Saturday, July 01, 2006

OK, I'd be about two seconds away from screaming like a little girl.


.



I'm just going to tell myself Superman is simply adjusting his belt and not...you know...assessing the damage...downstairs...moving on....

To get "Stupor-Man's" attention, Mxyzptlk turns the WGBS helicopter into an eggbeater, as was the expression I've never heard. Clark changes back to Superman, and realizes the "skin-mutation" is spreading all over. His powers are also starting to fade.

Confronting Mxyzptlk, Supes is starting to grow a snout, catfish whiskers, and his hair is receding. Even Mxy has to admit, maybe Supes has his own problems today, but he also denies having caused that. Mxyzptlk says he wants to get back to the fifth dimension, and needs Superman's help, since saying his name backwards isn't working. Supes says if Mxy cures him, he could help; but Mxyzptlk doesn't trust Supes. Which is stupid: Supes has never wanted Mxyzptlk around, so he'd decide to keep him now? Although, Supes has tricked him every single time he's ever appeared, and there's that "lie to everyone, all the time, always, to protect my secret identity" thing...my god, Luthor was right! That alien can't be trusted!

Mxyzptlk decides he'll just pull pranks and torture the citizens of Metropolis until Superman caves and has to send him back. Admittedly, this doesn't seem that different than what he's done in the past, but if it ain't broke...He starts with the Galaxy Broadcasting Building, which he refers to as the old Daily Planet building: a newspaper building. Transformed, it promptly collapses, leaving Superman to rescue the workers inside with a superspeed tornado. Just like a real tornado! Superman actually gets so mad he takes a swipe at Mxyzptlk, something Mxy says he's never done before, but Superman's furious that Lois could've been hurt.

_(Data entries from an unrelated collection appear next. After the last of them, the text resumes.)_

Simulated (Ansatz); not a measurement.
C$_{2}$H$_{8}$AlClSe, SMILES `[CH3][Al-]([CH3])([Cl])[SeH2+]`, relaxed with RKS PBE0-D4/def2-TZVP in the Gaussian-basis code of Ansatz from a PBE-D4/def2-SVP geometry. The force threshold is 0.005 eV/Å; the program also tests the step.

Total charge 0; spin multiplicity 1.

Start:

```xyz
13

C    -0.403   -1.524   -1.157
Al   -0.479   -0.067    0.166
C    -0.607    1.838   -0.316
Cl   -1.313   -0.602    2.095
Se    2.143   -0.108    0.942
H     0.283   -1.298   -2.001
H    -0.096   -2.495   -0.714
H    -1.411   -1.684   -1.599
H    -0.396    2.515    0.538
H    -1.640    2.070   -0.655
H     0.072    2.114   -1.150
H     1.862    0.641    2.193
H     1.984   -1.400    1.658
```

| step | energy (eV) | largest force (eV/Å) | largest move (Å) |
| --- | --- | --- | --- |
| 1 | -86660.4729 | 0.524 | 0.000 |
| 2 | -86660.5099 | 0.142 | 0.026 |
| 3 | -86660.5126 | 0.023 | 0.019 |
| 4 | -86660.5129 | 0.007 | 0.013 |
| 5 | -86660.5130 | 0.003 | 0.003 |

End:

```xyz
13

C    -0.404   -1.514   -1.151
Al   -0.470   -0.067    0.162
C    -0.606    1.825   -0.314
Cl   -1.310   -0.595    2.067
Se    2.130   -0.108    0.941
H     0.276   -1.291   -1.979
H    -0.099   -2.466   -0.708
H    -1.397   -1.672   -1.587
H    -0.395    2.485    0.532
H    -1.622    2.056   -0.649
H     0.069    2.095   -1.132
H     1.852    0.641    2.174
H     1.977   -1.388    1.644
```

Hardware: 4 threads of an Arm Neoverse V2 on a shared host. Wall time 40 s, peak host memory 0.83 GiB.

Backing down, Mxyzptlk explains that he's in the same boat: sprung over a girl. The increasingly-catfish Superman uses his super-vision to check out the bride-to-be...something I personally wouldn't be that comfortable with...and tells Mxyzptlk she's beautiful but: "Oh no! She's about to be hit by a car!" As Mxyzptlk begs him to save her, Superman's powers give out, and he falls. He could help her, though, if Mxyzptlk used his magic to cure him; and Mxy does. Superman freely admits he lied: his vision had already failed, he couldn't see squat. Does the fifth dimension even have cars?

Before the furious Mxyzptlk can turn Superman into a giant penis, he's returned to the fifth dimension. The judge that exiled him explains there was a clause in the spell that would return Mxyzptlk if he performed a "Good turn," which for them apparently includes extortion, but is still probably the most good deed he's ever done.

With Mxyzptlk gone, as Superman helpfully explains: "All the effects of his magic are gone--as usual!" Then you should still be a green catfish, Supes. The venom wasn't caused by Mxyzptlk's magic, the cure was. If Mxyzptlk brought Lincoln back from the dead, then was sent back to the fifth dimension, Lincoln would be dead again. Rrrgh. This issue is the secret origin of me yelling at comic books.

Superman tells Lois that he probably won't be trying to give her super-powers again, at least for a while, as he's a little "gun-shy" from this attempt. Way to push the wedding date back some more, Supes. Nice. Lois, for her part, seems either completely understanding, or resigned to never getting married. Their relationship this whole issue just seemed really blah, kind of lacking that spark. Of course, for a couple that's had dozens of affairs, trysts, and forced marriages to aliens, mobsters, mermaids, ancient demigods, other superheroes, and Superman's cousin; well, I reckon it would take a bit more than this to get the blood pumping.

Back in Zrfff, Mxyzptlk gets married, and his bride reveals her true self. Just like in real life! Apparently, standards of male/female beauty are a little skewed over there too; since while she's a little dumpy, the men all look like caricatures of munchkins, and wouldn't be considered trophies themselves. Mxyzptlk: you're a schlumpy bald guy in orange and purple, not exactly a chooser, if you catch my drift. Anyway, if Mxyzptlk is so hung up on how she looks, why not just change it with his magic? If he can change children to chickens, he should be able to turn Ethel Merman into Giselle or whatever. Shallow bastard.

I mentioned how this issue may have turned me into a Marvel fan: Marvel gets a lot of flack sometimes for creating the "illusion of change," for making it seem like things are happening, when really things end up right back at the start. That's a valid point, but even so, Marvel characters got a lot more worked up about it. The Hulk, Spider-man, Captain America: all of them, if in the same situation Superman's in with Lois, would be pissing and moaning and filling thought balloons with melodramatic dialog. But they'd at least react. Superman just seemed like he was standing still. This issue, anyway.

Of course, this issue also did something else that would bite me in the ass later, which we'll get to next time!

1 comment:

Brandon Bragg said...

Definitely looks like he's checking his super-junk for scales. Can you blame the dude?